Trading

Barcap recommends junior versus mezz tranche volatility trade

Tuesday, June 17, 2008

In its latest US Structured Credit Weekly research paper, Barclays Capital says current correlation levels represent one of the best entry points for trades that benefit from correlation volatility while remaining neutral to spreads. The analysts say that while idiosyncratic risk concerns will bring correlation levels lower in the long term, they remain agnostic about its direction in the short term.

Trades can be constructed by selling delta-hedged protection on tranches whose sensitivity to base correlation levels changes with the level of correlation, and then hedging that exposure by buying delta-hedged protection on another tranche whose sensitivity to changes in base correlation is fairly constant. The 0-3% and 3-7% tranches have constant sensitivity to base correlation, while the sensitivity of the 7-10% and 10-15% tranches changes as the correlation level changes. Barcap recommends buying delta-hedged 3-7% and selling 3.9x delta-hedged 7-10% protection to monetise correlation volatility.

The analysts assess mark-to-market performance until the expiry date by looking at the sensitivity of the trade to index spread (delta), implied volatility (vega) and time decay (theta). They say the trade is bearish and would generate positive P&L if spreads are wider than today but lower than 190bp at expiry (maximum P&L at 150bp). However, the net delta of the trade is negative, meaning the trade would have a mark-to-market loss if spreads widen in the short term. The positive theta, which eventually offsets the effect of the delta, would cause the mark-to-market P&L to converge to the payoff at expiry.
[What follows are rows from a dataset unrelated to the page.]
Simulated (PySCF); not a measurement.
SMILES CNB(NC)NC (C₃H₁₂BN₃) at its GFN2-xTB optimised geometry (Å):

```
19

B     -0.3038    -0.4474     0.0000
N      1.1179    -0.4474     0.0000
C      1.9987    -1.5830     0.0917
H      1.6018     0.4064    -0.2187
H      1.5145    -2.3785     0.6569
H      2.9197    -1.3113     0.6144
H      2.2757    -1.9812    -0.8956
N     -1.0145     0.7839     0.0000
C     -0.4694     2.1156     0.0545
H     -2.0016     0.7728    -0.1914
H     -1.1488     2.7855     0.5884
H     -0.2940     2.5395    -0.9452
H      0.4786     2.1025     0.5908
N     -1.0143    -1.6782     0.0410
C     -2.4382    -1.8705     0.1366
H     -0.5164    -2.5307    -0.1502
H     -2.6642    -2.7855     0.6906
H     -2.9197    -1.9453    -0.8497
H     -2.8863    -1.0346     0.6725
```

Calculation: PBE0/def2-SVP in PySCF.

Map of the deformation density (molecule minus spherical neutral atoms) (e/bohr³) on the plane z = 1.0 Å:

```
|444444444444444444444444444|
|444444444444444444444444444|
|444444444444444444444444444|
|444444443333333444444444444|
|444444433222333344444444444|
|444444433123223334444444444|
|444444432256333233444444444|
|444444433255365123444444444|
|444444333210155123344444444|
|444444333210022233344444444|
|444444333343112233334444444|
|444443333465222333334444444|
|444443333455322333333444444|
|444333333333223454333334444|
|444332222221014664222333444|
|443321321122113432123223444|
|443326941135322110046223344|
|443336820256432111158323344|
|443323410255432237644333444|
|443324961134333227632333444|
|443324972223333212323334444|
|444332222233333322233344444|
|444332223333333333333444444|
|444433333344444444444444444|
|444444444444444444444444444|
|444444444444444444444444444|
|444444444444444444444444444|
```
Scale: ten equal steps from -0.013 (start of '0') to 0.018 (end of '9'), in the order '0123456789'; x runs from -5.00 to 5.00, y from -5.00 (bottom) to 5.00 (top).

The trade is short volatility as well, they say. If implied volatility increases by 10% instantaneously, the trade would lose around 20bp. However, the effect of volatility would be reduced as it approaches the expiry date. As long as spreads stay below 190bp, the trade would eventually generate positive P&L independent of the level of volatility. Although vega and delta of the trade might have adverse effects on it, these would be offset in the next 25-50 days by positive theta, says Barcap.